More than 100 days after the UK voted narrowly to leave the EU, it remains far from clear what arrangements will regulate cross-Channel economic relations after Brexit. In terms of minimizing the costs to both sides, however, the goals of the coming negotiations should be clear to all.

BRUSSELS – More than 100 days after the United Kingdom voted narrowly to leave the European Union, it remains far from clear what arrangement will regulate cross-Channel trade after Brexit. Political discussions tend to revolve around three key issues: immigration controls, access to the single market, and passporting rights for financial services. Which balance should European leaders strike?

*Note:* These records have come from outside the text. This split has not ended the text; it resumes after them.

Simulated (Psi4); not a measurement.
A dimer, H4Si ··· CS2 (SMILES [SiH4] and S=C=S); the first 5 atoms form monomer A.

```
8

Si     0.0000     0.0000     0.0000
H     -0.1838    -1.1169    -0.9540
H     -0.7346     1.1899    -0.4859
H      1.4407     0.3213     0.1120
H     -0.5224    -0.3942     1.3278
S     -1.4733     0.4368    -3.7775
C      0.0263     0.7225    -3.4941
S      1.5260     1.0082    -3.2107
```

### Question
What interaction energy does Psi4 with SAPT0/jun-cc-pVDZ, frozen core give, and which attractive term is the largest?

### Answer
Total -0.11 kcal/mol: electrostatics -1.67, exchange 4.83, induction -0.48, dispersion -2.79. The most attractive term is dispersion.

Many in Britain know exactly what they want: to impose controls on the movement of workers from the rest of the EU, thereby protecting the domestic labor market, but without losing access to the single market or passporting rights, which allow British firms to sell their financial services on the continent. That was, after all, the kind of deal many leaders of the “Leave” campaign promised before the June referendum.

But the Brexiteers’ promise remains wishful thinking. As German Finance Minister Wolfgang Schäuble has pointed out, access to the single market is inextricably linked to the free movement of people. Indeed, he has even offered to send Boris Johnson, the UK’s foreign secretary, a copy of the Treaty of Lisbon, where that link is established.